A funny take on the conundrum of the ‘One-God zealots’ interacting with the ‘many-Gods religionists’ around the world

Before the arrival of Judaic religions, civilizations around the world had their religious ideas based on elements of nature. The Americas, Egypt, Greece, Mongolia, Germany, Russia, China and ofcourse India —all of them had civilizations that worshipped different Gods for different purposes.

The Christian and Islamic ‘colonisers’ could never, and still are unable, to comprehend, how anyone can imagine more than ‘ONE Creator’. Both of their respective religious texts have gone ahead and asked for the conversion or killing (or at the very least subduing) of these peoples and civilizations who engage in such blasphemy.

Here is Trevor Noah explaining an interaction of the ‘One-God British’ colonising the ‘many-Gods Indians’. Enjoy!

The ‘many Gods’ of the Hindus

For the Hindus creation is cyclical. There have been many Universes before this one and there will be many after this one.

While there IS a ‘Creator’ in the Hindu cosmology, He is accompanied by two other equally important primodial ‘Beings’ (or Gods), namely, Vishnu and Shiva. In this cosmological worldview, ‘Brahma’ is the ‘Creator’, Vishnu is the ‘Preserver’ while Shiva is the ‘Destroyer’. The three of them work in tandem for the Universe to exist.

The Muslim and Christian in their zealousness to convert the infidel argue — “Aha, but who created Brahma, Vishnu & Shiva? That creator is Allah and He alone is worthy of worship”.

To the Hindu, the idea that there is only one god worthy of worship is bizarre (and even mindless and foolish). To the Hindu, every part and aspect of this manifest Universe is Divine, and therefore ‘worthy of worship’. This is why Hindus revere everything from the Dog to the Cow, from the River to the Ocean, from the Tree to the Mountain.

This reverence of the Universe comes from the central idea of the existence of primordial ‘Consciousness’ called ‘Brhman’ (pronounced ‘Bruh-mun’). Different sects of Hindus, refer to this ‘Consciousness’ as ‘Devi’ or ‘Shiva’ or ‘Krishna’ according to their own versions of cosmology.

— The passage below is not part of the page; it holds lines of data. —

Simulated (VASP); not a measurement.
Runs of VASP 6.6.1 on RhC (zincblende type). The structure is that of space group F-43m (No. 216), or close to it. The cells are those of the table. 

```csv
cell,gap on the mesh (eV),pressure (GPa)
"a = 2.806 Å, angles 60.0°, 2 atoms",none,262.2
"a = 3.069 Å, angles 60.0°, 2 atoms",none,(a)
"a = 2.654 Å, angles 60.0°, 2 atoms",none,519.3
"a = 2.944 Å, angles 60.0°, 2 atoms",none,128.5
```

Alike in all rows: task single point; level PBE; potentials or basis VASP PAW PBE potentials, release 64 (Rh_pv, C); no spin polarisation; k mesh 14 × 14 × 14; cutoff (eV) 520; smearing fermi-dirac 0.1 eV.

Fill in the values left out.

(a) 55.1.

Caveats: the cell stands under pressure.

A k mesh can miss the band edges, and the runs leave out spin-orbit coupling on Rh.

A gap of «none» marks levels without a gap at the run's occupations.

But they all agree on the idea that the entire manifest Universe is powered by this Consciousness — which is present in everything that is visible and that is not. Creation of the visible Universe is a cyclical process of this existence, and therefore the Universe is both infinite and ever-existent.

Here is Osho explaining ‘why existence needs ‘no creator’ for it to exist’.

And in this cyclical process of Universe coming into existence and disappearing there are many Creators, Preservers and Destroyers who come into Being and disappear out of Being. And there are many layers or categories of these Divine Beings or Gods. Hindus call them ‘Devatas’. These Devatas hold different functions for the purpose of enhancing human life. Hindus worship them to please them so that the life here on the Earth of man may be plesant and without suffering.

The Hindu religion is therefore ‘human-centric’ as opposed to being ‘god-centric’.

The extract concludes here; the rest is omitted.